I am trying to put things in places on the use of Hamming Distance (HD) in error detection and correction in Computer Networks. I'm looking for correction/verification on the following:

HD is a measure of how well the error-detection/correction can/did perform. It is not an error detection or correction method by itself.

Part of the input to HD is the code-words-- the set of valid codes, say set $C$ that are to be transmitted. With this code-set at hand, $d_{min}$, is the minimum of HDs between any two word pairs in $C$.

What HD tells is,

In this code set $C$, the best that an error detection algorithm can do is

  • to detect ($d_{min}-1$)-bit errors, i.e., errors in which $d_{min}-1$ of the bits are flipped,


  • to correct ($(d_{min}-1)/2$)-bit errors.

Hamming Distance is a method to set the boundaries how well an error-detection/correction scheme can do on a specific case (specific set of messages transmitted). HD itself isn't an error-detection/correction scheme by itself.

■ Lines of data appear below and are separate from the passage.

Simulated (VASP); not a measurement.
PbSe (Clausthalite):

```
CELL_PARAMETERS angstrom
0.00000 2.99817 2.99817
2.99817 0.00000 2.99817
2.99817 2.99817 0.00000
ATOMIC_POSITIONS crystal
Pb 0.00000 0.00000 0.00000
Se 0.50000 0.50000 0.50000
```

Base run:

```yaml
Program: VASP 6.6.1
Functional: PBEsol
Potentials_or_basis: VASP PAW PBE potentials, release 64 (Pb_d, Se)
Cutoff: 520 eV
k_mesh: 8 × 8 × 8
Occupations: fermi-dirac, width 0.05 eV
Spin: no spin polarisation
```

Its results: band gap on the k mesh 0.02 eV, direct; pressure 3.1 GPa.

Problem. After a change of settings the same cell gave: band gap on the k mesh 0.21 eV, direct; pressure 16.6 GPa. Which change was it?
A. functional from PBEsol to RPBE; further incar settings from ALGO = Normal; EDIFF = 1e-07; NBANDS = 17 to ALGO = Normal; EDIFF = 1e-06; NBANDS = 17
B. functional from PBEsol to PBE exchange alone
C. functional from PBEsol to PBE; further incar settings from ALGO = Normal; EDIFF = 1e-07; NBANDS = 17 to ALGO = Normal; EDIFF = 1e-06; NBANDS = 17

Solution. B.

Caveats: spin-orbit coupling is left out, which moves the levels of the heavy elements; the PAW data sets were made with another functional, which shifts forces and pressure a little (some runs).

Am I missing anything here?


Please note: I've seen some useful discussions including Hamming distance required for error detection and correction and Hamming distance necessary for detecting d-bit error and for correcting a d-bit error.



HD is a scheme that has use in many contexts that the coding theory applies.

This Q is about the use of Hamming Distance in error detection/correction in Communication Networks.

More specifically-- consider a stream of bits transmitted by a node on one end of a link to the node on the other end of that link.

What use is it here? Other than telling how well a particular detection/correction method can do on an assumed set of messages transmitted in that stream.



Figured this -- this was an early Q in not-enough-time.

Not letting me to delete the Q.

Thanks all.


Your terminology is a bit off. Hamming distance is a metric on words given by the number of different symbols. The minimal distance of a code is the minimal (Hamming) distance between two different codewords, and enjoys the properties you listed.